'Katawa-tawa': Ridon picks apart another Team Duterte strategy
At A Glance
- Rep. Terry Ridon has criticized Vice President Sara Duterte's defense team for questioning the impeachment process in the Supreme Court while simultaneously preparing to participate in the Senate trial, calling the stance contradictory and in bad faith.
- Ridon advised Duterte's lawyers to withdraw their petition before joining the trial and warned that dismissing evidence without rebuttal undermines their readiness.
- The House justice panel has already found probable cause in two impeachment complaints and is set to draft articles of impeachment, which, once adopted in plenary, will trigger the Senate's constitutionally mandated impeachment trial.
Bicol Saro Party-list Rep. Terry Ridon (Ellson Quismorio/ MANILA BULLETIN)
Bicol Saro Party-list Rep. Terry Ridon has highlighted another perceived lapse in the legal strategy of impeachment respondent Vice President Sara Duterte’s defense team.
And this one is so big that Ridon believes the Duterte camp shouldn't even be allowed to join the impending Senate impeachment trial, unless it can get its act together.

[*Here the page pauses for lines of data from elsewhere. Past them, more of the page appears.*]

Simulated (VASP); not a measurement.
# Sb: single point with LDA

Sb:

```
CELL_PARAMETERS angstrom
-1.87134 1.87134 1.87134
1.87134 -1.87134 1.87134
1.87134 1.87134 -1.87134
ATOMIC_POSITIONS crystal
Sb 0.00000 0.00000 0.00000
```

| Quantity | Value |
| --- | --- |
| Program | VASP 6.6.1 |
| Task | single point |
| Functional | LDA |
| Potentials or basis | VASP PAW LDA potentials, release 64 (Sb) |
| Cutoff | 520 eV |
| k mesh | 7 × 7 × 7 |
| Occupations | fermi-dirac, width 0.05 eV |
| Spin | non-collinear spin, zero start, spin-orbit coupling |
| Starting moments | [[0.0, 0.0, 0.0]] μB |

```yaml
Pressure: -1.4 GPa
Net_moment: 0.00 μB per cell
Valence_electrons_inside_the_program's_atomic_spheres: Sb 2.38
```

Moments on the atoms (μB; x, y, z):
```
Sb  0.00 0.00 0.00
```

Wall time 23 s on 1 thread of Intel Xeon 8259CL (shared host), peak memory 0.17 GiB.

“Hindi puwedeng sabay, kinukwestyon ninyo ang proseso sa Korte Suprema, pero gusto ninyong makilahok sa parehong prosesong iyon (You cannot question the process in the Supreme Court while at the same time wanting to participate in that very process)," Ridon said on Friday, May 1.
“Either you recognize the process, or you don’t. You can’t do both," added the House Committee on Justice member and prospective impeachment trial prosecutor.
Ridon was referring to team Duterte's existing challenge to the House impeachment proceedings, which remained pending before the SC.
What makes the party-list lawmaker scratch his head is that the Vice President’s lawyers have recently been pointing to the Senate impeachment trial as the venue where they would answer the alleged impeachable offenses that have been brought up in the justice panel hearings.
But the Senate impeachment trial is very much part of the process that the respondent's camp is opposing. Thus, the glaring contradiction must be addressed.
“If you have sued the very institutions that will hear and try the case—including the Senate—then participating in that process without withdrawing your petition places you in a clearly contradictory, bad-faith legal position,” said Ridon.
He reckoned that the Vice President's lawyers must clarifiy their stance, or risk being made the butt of jokes.
“Dapat bawiin nila ang kanilang petisyon bago sila lumahok sa paglilitis. Kung hindi, magiging katawa-tawa ang defense panel dahil malinaw na kinikilala rin nila ang bisa ng prosesong kanilang kinukwestyon,” he noted.
(They must withdraw their petition before joining the trial; otherwise, the defense panel becomes laughable because it clearly acknowledges the validity of the process it is questioning.)
The outspoken Ridon was gracious enough to give Duterte’s lawyers further advice. He says discrediting evidence without rebutting it raises serious questions about the camp’s readiness for trial.
“That has always been the tactic. When you cannot disprove a piece of evidence, you assail it. If I were them, I would be closely studying the documents and other pieces of proof instead of minimizing their value.”
The Duterte camp never attended any of the four hearings on probable cause that was held by the justice panel last May 25, April 14, 22, and 29. During the April 29 hearing, the committee declared the existence of probable cause in the two active impeachment complaints against Duterte.
The committee is expected to prepare the articles of impeachment from these two complaints and make it part of the committee report. The Vice President will be effectively impeached once the committee report gets adopted in House plenary.
The Senate is constitutionally mandated to hold the impeachment trial forthwith after it receives the articles of impeachment.